Broadband News

Openreach announces another 250,000 rural premises that will get full fibre

More full fibre is always good and with Openreach racing towards its four million premises passed footprint deadline of March 2021 the news today that 250,000 of these premises will be in various rural areas of the UK is welcome.

The 227 areas are on top of the 13 areas announced in Autumn 2019 and in those areas the builds are well under way and for the 227 areas in the long list today the build work is due to start in the next 14 months.

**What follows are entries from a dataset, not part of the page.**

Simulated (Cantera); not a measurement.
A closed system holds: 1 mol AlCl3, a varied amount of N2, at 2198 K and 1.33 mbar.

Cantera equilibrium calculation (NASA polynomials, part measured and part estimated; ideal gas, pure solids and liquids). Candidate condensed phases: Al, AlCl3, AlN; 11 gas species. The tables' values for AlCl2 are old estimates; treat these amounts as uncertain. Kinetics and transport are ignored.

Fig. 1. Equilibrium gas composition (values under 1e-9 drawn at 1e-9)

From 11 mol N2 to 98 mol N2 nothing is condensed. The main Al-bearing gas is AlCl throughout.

Our full fibre build programme is going great guns - having passed over 2 million premises already on the way to our 4m target by March 2021. We’re now building at around 26,000 premises a week in over 100 locations – reaching a new home or business every 23 seconds That’s up from 13,000 premises a week this time last year.

Openreach has always been committed to doing our bit in rural Britain - delivering network upgrades in communities that are harder to reach and less densely populated. We intend to build a significant portion of our full-fibre network in these harder to reach areas of the UK and are announcing 227 locations today.

Our ambition is to reach 15 million premises by mid-2020s if right investment conditions are in place. Currently, the biggest missing piece of this puzzle is getting an exemption from business rates on building fibre cables which is critical for any fibre builder’s long-term investment case.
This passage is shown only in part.